Opinion
2017–10144 Index No. 3564/14
02-27-2019
Petroff Amshen LLP, Brooklyn, N.Y. (Serge F. Petroff, James Tierney, and Steven Amshen of counsel), for appellant. Cohn & Roth, LLC, Mineola, N.Y. (Edward C. Klein of counsel), for respondent.
Petroff Amshen LLP, Brooklyn, N.Y. (Serge F. Petroff, James Tierney, and Steven Amshen of counsel), for appellant.
Cohn & Roth, LLC, Mineola, N.Y. (Edward C. Klein of counsel), for respondent.
WILLIAM F. MASTRO, J.P., SHERI S. ROMAN, JEFFREY A. COHEN, FRANCESCA E. CONNOLLY, JJ.

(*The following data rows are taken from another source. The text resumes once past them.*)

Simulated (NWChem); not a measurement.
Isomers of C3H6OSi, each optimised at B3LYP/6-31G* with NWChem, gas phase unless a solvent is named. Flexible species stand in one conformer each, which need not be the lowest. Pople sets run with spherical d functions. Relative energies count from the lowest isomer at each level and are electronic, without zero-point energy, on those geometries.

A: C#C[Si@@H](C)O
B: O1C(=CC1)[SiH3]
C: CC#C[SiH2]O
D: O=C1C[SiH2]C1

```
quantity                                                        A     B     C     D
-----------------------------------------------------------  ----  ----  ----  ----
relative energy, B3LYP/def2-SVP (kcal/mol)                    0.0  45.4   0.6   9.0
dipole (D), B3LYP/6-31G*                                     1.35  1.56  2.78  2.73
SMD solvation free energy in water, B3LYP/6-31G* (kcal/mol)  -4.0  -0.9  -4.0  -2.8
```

DECISION & ORDER In an action to foreclose a mortgage, the defendant Goldie Lowinger appeals from an order of the Supreme Court, Kings County (Noach Dear, J.), dated June 21, 2017. The order denied that defendant's motion for leave to renew her cross motion to dismiss the complaint insofar as asserted against her on the ground that she was not properly served with the summons and complaint, which had been denied in an order of the same court dated May 16, 2016, and granted the plaintiff's motion for leave to enter a judgment of foreclosure and sale.
ORDERED that the order is affirmed, with costs.
On March 10, 2014, the plaintiff commenced this action to foreclose the mortgage of the defendant Goldie Lowinger (hereinafter the defendant). The defendant filed a late answer to the complaint, which the plaintiff rejected. The plaintiff then moved, inter alia, for an order of reference. In support, the plaintiff submitted, among other things, the affidavit of a process server, which stated that a copy of the summons and complaint was delivered to a member of the defendant's family at the defendant's address. The affidavit also stated that a copy of the summons and complaint was mailed to the defendant at the same address.
The defendant cross-moved, inter alia, to dismiss the complaint pursuant to CPLR 3211(a)(8) insofar as asserted against her on the ground that she was never served with the summons and complaint. In support, the defendant submitted her own affidavit, in which she stated: "[t]he fact of the matter is that I live only with my husband Meyer, in a one family home at that address."
In an order dated May 16, 2016, the Supreme Court granted the plaintiff's motion, inter alia, for an order of reference, and denied the defendant's cross motion, among other things, to dismiss, noting that the defendant "does not actually deny that she was served and received the summons and complaint ... [E]ven taking what she says as true, she has not rebutted the process server's sworn statement that he served a family member at her home."
The defendant then moved for leave to renew her cross motion to dismiss. In support, she submitted an affidavit in which she stated that she was never served with the summons and complaint and that, because she was an observant Orthodox Jew, it was "malicious and vexing for [p]laintiff to have made service on [a]ffiant on Saturday, the Jewish Sabbath." The plaintiff moved for leave to enter a judgment of foreclosure and sale.
In an order dated June 21, 2017, the Supreme Court denied the defendant's motion for leave to renew, and granted the plaintiff's motion for leave to enter a judgment of foreclosure and sale. The defendant appeals.
Pursuant to CPLR 2221(e), a motion for leave to renew must be "based upon new facts not offered on the prior motion that would change the prior determination" and the motion papers must contain a "reasonable justification for the failure to present such facts on the prior motion." Here, the defendant submitted the new facts that she was a Sabbath observer, and that the plaintiff had served her on a Saturday, but she offered no reasonable justification for her failure to submit these facts as part of her original cross motion to dismiss the complaint insofar as asserted against her. Therefore, we agree with the Supreme Court's determination to deny the defendant's motion for leave to renew, and to grant the plaintiff's motion for leave to enter a judgment of foreclosure and sale (see Sobin v. Tylutki, 59 A.D.3d 701, 702, 873 N.Y.S.2d 743 ; Renna v. Gullo, 19 A.D.3d 472, 797 N.Y.S.2d 115 ).
In view of the foregoing, we need not address the defendant's remaining contentions.
MASTRO, J.P., ROMAN, COHEN and CONNOLLY, JJ., concur.